SEVEN: CREATING DATABASES TO FACILITATE NON CONSUMPTIVE RESEARCH USES (INCLUDING SEARCH)

DESCRIPTION:
In addition to making specific collection items available to patrons for intensive study, librarians have always played an important role in conducting and supporting scholarship in disciplines that examine trends and changes across broad swaths of information, e.g., information science, linguistics, bibliography, and history of science. Developing indexing systems and finding aids is also a core part of the library mission. Digital technology offers new possibilities where both of these traditional functions are concerned. Libraries can offer scholars digital databases of collection items on which to perform computerized analyses, and they themselves can employ such databases to develop new and powerful reference tools. Because they do not involve ordinary reading or viewing of the processed works, these uses are often referred to as nonconsumptive.

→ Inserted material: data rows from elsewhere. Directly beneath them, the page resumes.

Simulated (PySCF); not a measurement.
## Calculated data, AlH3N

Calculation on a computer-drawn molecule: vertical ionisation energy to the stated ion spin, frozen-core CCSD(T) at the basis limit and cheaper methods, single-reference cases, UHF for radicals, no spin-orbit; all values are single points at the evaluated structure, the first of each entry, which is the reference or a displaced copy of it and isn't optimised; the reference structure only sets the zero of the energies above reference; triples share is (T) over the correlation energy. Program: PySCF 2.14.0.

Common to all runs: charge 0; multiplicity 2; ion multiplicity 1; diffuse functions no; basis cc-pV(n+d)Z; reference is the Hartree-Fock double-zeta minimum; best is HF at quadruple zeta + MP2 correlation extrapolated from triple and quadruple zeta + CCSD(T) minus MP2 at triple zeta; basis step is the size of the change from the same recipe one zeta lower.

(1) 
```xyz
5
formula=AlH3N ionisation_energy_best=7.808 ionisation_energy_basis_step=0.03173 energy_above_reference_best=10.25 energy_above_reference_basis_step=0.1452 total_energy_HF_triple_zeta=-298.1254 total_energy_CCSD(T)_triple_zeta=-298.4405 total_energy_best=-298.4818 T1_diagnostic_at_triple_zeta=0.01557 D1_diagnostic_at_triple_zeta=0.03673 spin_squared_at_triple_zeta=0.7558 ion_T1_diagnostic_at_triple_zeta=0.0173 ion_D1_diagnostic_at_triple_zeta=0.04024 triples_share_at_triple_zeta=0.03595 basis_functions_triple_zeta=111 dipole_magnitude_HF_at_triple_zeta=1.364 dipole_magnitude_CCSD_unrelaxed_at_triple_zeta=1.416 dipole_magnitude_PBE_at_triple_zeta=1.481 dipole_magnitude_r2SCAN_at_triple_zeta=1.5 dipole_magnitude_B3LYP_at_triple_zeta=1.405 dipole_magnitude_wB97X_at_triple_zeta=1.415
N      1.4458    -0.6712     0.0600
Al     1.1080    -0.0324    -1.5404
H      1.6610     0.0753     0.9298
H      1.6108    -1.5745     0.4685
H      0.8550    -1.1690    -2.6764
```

Nonconsumptive uses are highly transformative. Digitizing and indexing works for purposes such as statistical meta-analysis and search creates a powerful new scholarly resource that is not at all a mere substitute for the original work. The analyses facilitated by scanning for nonconsumptive use do not use the works for their original intended purposes; no person ever “reads” the underlying work or works. Instead, this kind of analysis focuses on the underlying facts about a collection of works (how many times a word appears across an author’s body of work, how frequently scientists used a particular species of mouse as test subject, and so on) rather than the protected expression of any single work. Courts have found search engines, which copy millions of web pages into their indexed databases in order to help users find relevant sites, to be fair uses for precisely this reason.

Nonconsumptive uses are an emerging phenomenon at many libraries, and despite their obvious transformative character, there is a risk that the opportunity to make use of these techniques will be lost due to overly restrictive licensing provisions. If librarians agree to licensing restrictions that prohibit such uses, they lose their ability to exercise or permit others to exercise their fair use rights. Librarians should be mindful of this as they negotiate license agreements and should work to preserve their patrons’ rights to conduct nonconsumptive research across licensed database materials.